Species of the Week
Number 2 -- June 5, 2006

Last week we inaugurated a new feature of the Wildwood Web, the Species of the Week, where each week we will explore one of the plants, animals or other living organisms which make Wildwood Park a special, beautiful, and unusual place. Our second highlighted species, smooth phlox, is now blooming on the bluffs along Wildwood Drive, sharing the space with last week's species, the prairie ragwort.

Smooth Phlox
Phlox glaberrima

Smooth phlox blooms in Wildwood mostly in late May and early June.  It is a showy plant with hot pink to purple flowers that peer out from the greenery under the power lines along Wildwood Drive.  Members of the genus Phlox typically have leaves in pairs opposite each other on the stems and blue, pink, or purple flowers with a shape called salverform by botanists.  A salver is a little plate, and salverform flowers are formed by fusion of the petals (5 in Phlox) to form a flat dish shape.  However, the dish shape narrows very abruptly to a long narrow tube at the back of the flower.  Thus, a Phlox flower could be described as a five-lobed dish balanced on a thin tube.  You can see the opening into the flower tubes at the center of each flower in the picture.  Smooth phlox is noted for lacking hairs on its upper stem, hence the name.  The scientific name glaberrima means "very smooth."
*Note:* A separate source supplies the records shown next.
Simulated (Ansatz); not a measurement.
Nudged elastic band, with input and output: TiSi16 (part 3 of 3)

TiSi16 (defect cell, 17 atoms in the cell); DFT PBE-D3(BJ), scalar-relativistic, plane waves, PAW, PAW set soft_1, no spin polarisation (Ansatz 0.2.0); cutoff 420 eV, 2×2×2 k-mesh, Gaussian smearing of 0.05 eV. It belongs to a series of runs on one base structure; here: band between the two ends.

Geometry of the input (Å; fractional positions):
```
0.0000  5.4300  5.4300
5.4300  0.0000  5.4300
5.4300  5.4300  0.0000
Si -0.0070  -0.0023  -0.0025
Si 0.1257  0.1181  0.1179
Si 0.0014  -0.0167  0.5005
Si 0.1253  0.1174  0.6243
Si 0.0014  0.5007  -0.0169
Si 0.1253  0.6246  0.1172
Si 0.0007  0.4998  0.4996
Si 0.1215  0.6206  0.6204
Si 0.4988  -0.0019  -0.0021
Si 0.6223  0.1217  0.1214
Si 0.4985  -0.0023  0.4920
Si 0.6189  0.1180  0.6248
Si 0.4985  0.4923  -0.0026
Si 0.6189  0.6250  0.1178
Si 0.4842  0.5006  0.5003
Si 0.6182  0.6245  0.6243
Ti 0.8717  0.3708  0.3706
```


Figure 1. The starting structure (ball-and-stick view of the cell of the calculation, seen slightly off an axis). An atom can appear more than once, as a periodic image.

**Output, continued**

The genus Phlox is primarily a North American genus, with a few members in western Asia.  A number of species in this genus are cultivated; Phlox paniculata or garden phlox is the most common.  The genus is in the Polemoniaceae, usually called the Phlox family; however, the family name comes from the genus Polemonium, members of which are commonly known as sky-pilots or Jacob's-ladders.  Polemonium is primarily a western genus and is not known in Wildwood.

Smooth phlox is a plant of the southern and central US; it is found from Georgia and northwest Florida to eastern Texas, north to southeast Virginia, Ohio, Illinois and Wisconsin.  It likes moist areas and while it grows on the bluffs along Wildwood Drive, you will notice that it prefers to live under the trees, rather than out in the more exposed areas.  It probably likes the seeps that are common in the bluffs of Wildwood.

The genus name Phlox comes from the Greek word phlox meaning flame, referring to the color of the flowers of many members of the genus.  Smooth phlox growing amid the other green plants along the bluffs does resemble little flames shining in the shadows.